On 5th March 2021, the Takshashila Institution hosted Mohamed Zeeshan to discuss his new book, Flying Blind: India’s Quest for Global Leadership. He is a policy analyst and Editor-in-Chief of Freedom Gazette, a policy advocate site based in India.
Gaurav Jabulee anchored the event, Asia Legal Director at Texas Instruments, and the panellists included Ruturaj Gowaikar, Narayan Kannan and Deepali Dewan, alumni from Takshashila. The discussion starts with Zeeshan talking about his book. He mentioned that India’s influence is not on par with its size. Answering the question as to how India can build more influence on the global stage, he said India must influence international interest groups, build up its bilateral bargaining power, have a coherent grand strategy and resolve the fundamental debate about what its foreign policy stands for to become an important political player in the world. He also says that India must be actively involved with regions like the Middle East to strengthen partnership with big powers like the US.
The discussion steers towards the relationship between India and the UNSC. Zeeshan emphasises that the UN veto is an important bargaining chip and that if India wants to hold a permanent seat one day, it needs support from other countries. He says India must be actively engaged in these countries to achieve this, so they must build alliances inside and outside the security council.
Upon being asked the question on whether India has the institutional capacity to help other countries, Zeeshan gives the example of the Indian Technical and Economic Cooperation Programme (ITEC) which has been giving advice to other countries on institution building. He continues to say that India must build international development platforms that are more inclusive and take lessons from other countries, as well as with sharing lessons with them. This will make India a developing partner.

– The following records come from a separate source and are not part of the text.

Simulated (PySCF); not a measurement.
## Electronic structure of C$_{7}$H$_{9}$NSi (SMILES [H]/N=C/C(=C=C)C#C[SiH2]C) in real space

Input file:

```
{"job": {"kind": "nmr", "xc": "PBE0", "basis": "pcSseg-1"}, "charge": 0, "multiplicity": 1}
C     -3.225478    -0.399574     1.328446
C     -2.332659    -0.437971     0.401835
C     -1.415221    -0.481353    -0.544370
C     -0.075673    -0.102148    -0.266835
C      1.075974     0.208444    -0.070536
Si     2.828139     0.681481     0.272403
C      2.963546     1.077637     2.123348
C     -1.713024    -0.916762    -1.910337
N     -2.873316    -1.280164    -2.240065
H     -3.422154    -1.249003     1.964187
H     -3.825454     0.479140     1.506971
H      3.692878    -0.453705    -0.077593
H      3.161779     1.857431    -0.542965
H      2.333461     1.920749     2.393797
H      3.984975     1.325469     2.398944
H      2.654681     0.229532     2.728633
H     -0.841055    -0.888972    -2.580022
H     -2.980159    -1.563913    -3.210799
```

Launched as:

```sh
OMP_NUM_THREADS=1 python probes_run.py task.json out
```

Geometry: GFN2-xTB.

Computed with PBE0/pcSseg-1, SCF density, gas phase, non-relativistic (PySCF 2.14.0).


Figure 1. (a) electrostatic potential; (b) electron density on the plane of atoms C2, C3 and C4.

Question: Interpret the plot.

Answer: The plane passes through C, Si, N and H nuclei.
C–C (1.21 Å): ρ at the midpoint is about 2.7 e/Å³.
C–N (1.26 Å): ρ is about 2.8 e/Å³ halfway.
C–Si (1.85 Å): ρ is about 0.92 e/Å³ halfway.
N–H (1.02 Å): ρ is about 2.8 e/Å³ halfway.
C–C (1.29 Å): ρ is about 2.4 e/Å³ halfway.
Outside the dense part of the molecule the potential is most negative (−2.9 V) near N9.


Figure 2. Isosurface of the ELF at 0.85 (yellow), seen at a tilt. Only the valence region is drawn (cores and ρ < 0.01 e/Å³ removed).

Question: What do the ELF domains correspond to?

The conversation continues and Zeeshan stresses that India cannot achieve much internationally if their own neighbourhood becomes a liability. He asserts that India’s size and its geographic position is what makes other countries suspicious of them, so building trust is crucial to bridge the gaps.
Finally, as the discussion comes to an end, Zeeshan reiterates the fact that India must avoid behaving in an ad-hoc manner and take stands on important and sensitive international issues, where they can play a key role.